The latest initiative by the Metropolitan Police seeks to prevent "pre-loading" and reduce violence at nightclubs.
London clubbers may have to face a breathalyser test in order to gain entry to nightclubs.
The program, a new pilot project from the Metropolitan police, was originally tested at six nightclubs in Croydon, according to the Evening Standard.
The policy allows door staff to test people who appear intoxicated. And anyone who blows "positive"—which means twice the legal blood-alcohol limit for driving—will be barred from entry. The measure is meant to prevent what police term excessive "pre-loading," where "young people get drunk on cheap drinks before going out," and to curb what they see as an increase in nightclub-related violence.
The news comes as the latest in a series of police actions towards the city's clubbing scene, including last year's controversy surrounding fabric, where police forced them to adapt a policy that will include using sniffer dogs at entry points.
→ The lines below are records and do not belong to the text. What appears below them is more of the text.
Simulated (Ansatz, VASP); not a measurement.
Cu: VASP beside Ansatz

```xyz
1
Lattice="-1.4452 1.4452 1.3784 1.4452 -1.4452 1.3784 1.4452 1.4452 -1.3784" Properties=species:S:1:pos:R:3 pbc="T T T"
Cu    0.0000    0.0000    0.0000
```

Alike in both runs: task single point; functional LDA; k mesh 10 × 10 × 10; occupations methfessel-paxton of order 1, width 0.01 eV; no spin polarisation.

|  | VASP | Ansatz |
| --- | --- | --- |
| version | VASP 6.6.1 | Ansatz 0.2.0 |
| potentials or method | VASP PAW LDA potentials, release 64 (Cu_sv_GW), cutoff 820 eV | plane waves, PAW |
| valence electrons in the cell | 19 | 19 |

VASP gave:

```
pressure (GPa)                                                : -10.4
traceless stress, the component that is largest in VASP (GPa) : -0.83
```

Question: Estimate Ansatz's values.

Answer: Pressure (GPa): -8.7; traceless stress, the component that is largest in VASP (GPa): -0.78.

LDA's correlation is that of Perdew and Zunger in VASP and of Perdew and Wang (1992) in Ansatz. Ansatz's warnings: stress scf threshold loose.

"The breathalyser helps to reduce the number of arguments when door staff refuse entry to someone who is intoxicated," says Chief Inspector Gary Taylor. "In the past door staff would get involved in long arguments with people who were refused entry. People who were arguing with staff were more likely to accept the results of the breathalyser."
A similar policy is reportedly already in place in Norwich. Following the successful Croydon test run, the breathalyser program is set to be rolled out more comprehensively across six London boroughs in the near future.